So first things first: I know we set a limit of $2,000 on our Cheap Heap of the Week feature cars, but what good are rules if you don’t break them? This reasonably sound looking Volvo 850 Turbo Wagon is selling on CraigsList in Bend, OR for $2,250 – or just nice meal more than our limit. Cook at home for a few weeks to make up the difference.
Second: for those paying attention, my search preferences have apparently transitioned from tubby Ameican luxo-barges to Swedes. Not that there’s anything wrong with that. Unless you’ve been watching Season 2 of The Umbrella Academy – but I’ll let you figure that out for yourself.
Unlike many of our Cheap Heaps – I’ve actually got some experience with this one. In fact, the first station wagon my wife and I ever bought was this car – but in purple and known affectionately by her first grade students (not totally surprisingly) as the Purple People Eater. We bought it in 1999 with about 115,000 miles on it, and drove it for a couple of years before trading for a Saab 9-5 that was essentially new. The only problem we really had was that there was an incessant rattle under the floorboards every time you turned a corner. Not really catastrophic in the grand scheme of things, and probably very fixable with a little patience (which I sorely lack in such circumstances).
This car obviously needs a good bath, but on the whole it appears remarkably intact and not completely horrible. While the ad doesn’t specify, it looks to me that the front seat upholstery has been replaced at some point in the car’s life, and the rears show a little more “patina”. There’s not indication of the condition of the carpet under the rubber mats, but new mats are readily available if there are carpeting sins to be hidden in a slightly less generic fashion. The seller does indicate that the windshield is new and that the AC and heat “work great”.
A slightly warped dash is not uncommon on these cars, and this one has it. As someone who likes to be coddled, I hope that the factory seat heaters still work. The Swedes do know how to keep their buns warm. The aftermarket Panasonic radio is probably better than the factory system, but appears a little dated by today’s standards, with a standard auxiliary jack and a (huh!) CD player – no sign of USB support here. Bluetooth? I’m guessing no, but a new single-DIN radio to replace this – even a pretty good one – is about $200 installed.

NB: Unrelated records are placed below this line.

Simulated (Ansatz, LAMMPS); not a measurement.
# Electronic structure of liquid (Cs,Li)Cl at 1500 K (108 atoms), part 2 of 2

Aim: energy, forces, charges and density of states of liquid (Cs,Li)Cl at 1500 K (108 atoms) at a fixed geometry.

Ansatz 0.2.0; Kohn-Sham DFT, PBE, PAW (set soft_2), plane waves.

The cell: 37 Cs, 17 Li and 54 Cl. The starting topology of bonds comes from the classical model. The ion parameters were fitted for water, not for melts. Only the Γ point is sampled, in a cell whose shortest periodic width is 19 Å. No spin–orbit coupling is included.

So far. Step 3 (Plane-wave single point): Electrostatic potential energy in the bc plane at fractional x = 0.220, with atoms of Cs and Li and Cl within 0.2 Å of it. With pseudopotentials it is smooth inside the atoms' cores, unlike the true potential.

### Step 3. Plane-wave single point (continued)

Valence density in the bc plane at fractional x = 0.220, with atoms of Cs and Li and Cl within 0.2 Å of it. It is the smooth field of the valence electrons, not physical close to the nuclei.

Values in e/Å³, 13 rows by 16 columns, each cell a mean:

The 850 Turbo’s transverse-mounted inline-five cylinder motor delivered 222hp and 221 lb-ft of torque. That meant that the front wheels – with just a little bit of torque steer – could pull the car from stop to 60mph in just under 7 seconds and on to a top speed of about 145mph. The only real contemporary for this car as a performance wagon – at least on U.S. shores – was the Audi S6 which had comparable performance also from an inline-5. These days, the Audis command more of a premium, especially as the basic Volvo Turbo wagons were overshadowed my the more powerful T5-R which does indeed sell for some big money even is questionable condition.
While somewhat seen as the modern “younger brother” to the stodgy 240-series wagons here in the States, 850 Turbo Wagons were formidable competitors in European racing – most notable the British Touring Car Championship series. They were also the mid-90s “go to” vehicle for police forces throughout Europe because they were faster than just about anything criminals drove. Not bad references, especially for a $2,250 car.
We are big station wagon fans at my house, having owned something like seven of them over the years, even before kids. Heck – we even tried the minivan thing but went back to wagons because we are just car people at heart. The 850 Turbo was one of our favorites, because it has huge cargo capacity (absolutely cavernous if you fold the back seat down), has lots of get up and go, is easy to work on, nicely equipped, and just a little different than what most of the other soccer moms and dads drive. Did I mention that it’s fast? It also makes good engine noise. Need a fun hauler? Haul in this.